NVIDIA Models Listing Page

Manage and explore NVIDIA models by creating connections for NVIDIA services in Gathr.

To access this page, navigate through the Applications > Machine Learning > NVIDIA Tab.

Note: For models to display here, ensure at least one NVIDIA NIM or NVIDIA Triton connection has been created in Gathr.

NVIDIA Listing Page

Upon selecting a connection, AI models associated with it will display. You can leverage these models within Gathr’s intuitive interface.

The actions available on the NVIDIA Models listing page are explained below:

  • Select a Connection: Choose from your configured connections to view models specific to that connection and manage the AI models.

  • Search: Enter the model names (case-sensitive) as keywords to quickly find models based on their names.

  • Sort Listed Models: Arrange models in ascending or descending order based on Model Names. In the Sort By field, select either ‘ASC’ (ascending) or ‘DEC’ (descending), and then click the ‘Sort’ button to list the models accordingly.

  • Display Number of Models per Page: Adjust the pagination settings to control how many models are displayed at once.

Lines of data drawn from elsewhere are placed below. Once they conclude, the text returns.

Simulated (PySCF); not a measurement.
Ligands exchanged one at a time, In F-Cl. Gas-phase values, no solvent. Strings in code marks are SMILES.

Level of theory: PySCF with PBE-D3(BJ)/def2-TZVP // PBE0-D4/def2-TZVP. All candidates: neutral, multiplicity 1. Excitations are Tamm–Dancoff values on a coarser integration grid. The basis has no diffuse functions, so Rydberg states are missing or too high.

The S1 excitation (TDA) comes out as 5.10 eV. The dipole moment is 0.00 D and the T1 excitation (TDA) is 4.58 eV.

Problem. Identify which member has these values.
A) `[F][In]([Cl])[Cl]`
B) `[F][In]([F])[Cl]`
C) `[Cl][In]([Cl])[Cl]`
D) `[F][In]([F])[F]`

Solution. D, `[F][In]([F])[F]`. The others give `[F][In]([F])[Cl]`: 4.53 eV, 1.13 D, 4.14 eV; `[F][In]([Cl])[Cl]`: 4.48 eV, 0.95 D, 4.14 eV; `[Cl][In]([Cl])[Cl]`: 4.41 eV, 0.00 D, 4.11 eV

  • View Model Versions: Upon selecting a specific AI model from the listing, you can access detailed information and actions related to its versions. To know more, see View Model Versions.

The details shown on the NVIDIA Models listing page are:

  • Model Name: The unique identifier of the NVIDIA model.

  • Model Type: Categorization of the model (Example: sklearn, transformers).

  • Description: Optional user-provided information offering context or details about the model’s purpose and functionality.


View Model Versions

To explore model versions, click View Versions next to any model to access its detailed version listing page.

Here, you can view comprehensive information and perform various actions related to each version.

View Model Version Details

Dive deeper into the specifics of each version, including metadata, metrices, and various other details.

NVIDIA View Version Details

View Version

Under NVIDIA tab, click the View Versions option to see the version details.

nvidia_view_version

The version, Endpoint URL (used to configure NVIDIA NIM Processor) and Status of the model deployment is available. The options to deploy the model and download it are available under Actions.

nvidia_version_details_deploy


NVIDIA NIM Model Deployment Prerequisites

Before setting up and deploying NIM microservices, ensure the following prerequisites are met:

Infrastructure Requirements

Hardware

  • Kubernetes Cluster:

    A Kubernetes cluster with NVIDIA GPU-enabled nodes.

    A StorageClass must be configured in the Kubernetes cluster to dynamically provision persistent storage for NIM model weights.

Software

  • NVIDIA API Key:

    An NGC API key from the NVIDIA GPU Cloud (NGC) is required to access NIM container images and the NVIDIA API Catalog for cloud-hosted models.

  • NVIDIA AI Enterprise License:

    Required for deploying NIM microservices on-premises (not needed for cloud inference via NVIDIA API Catalog).

    Obtainable through NVIDIA AI Enterprise subscription.

  • NVIDIA GPU Operator:

    The NVIDIA GPU Operator must be installed on the Kubernetes cluster to manage GPU drivers, container runtimes, and CUDA libraries.


NVIDIA NIM Model Deployment Configurations

Cluster DNS

The DNS endpoint within the cluster where the NVIDIA NIM service will be deployed.

Namespace

Provide a cluster namespace where model is to be deployed to organize and manage resources.

Model App Name

Provide a name for the model to uniquely identify it within the cluster.

Tag

Provide the tag value for the model to be deployed.

Storage (GiB)

Allocate a storage space for the model image during execution. This parameter specifies the amount of storage (in Gigabytes or GiB) required for model images.

Storage class

Specify the storage class for the model storage speace.

NVIDIA GPU Cores

Provide the GPU cores to be used for model deployment.

Target Port

The port on which the model service will be exposed from the cluster. The port can range between 30000 - 32000. Ensure that the specified port is available.

Auto-Scaling Required

Select the check-box if auto-scaling is required. This option alows the automatic adjustment of the number of model instances based on resource utilization.

Instances

Provide minimum and maximum instances to scale the cluster.

Auto-Scale

Define the auto-scaling threshold (0.0 - 1.0), where 1.0 means full scaling capacity.

Send Email Notification

Select the check-box if email notifications are to be sent.

Email ID

Provide comma separated email id’s.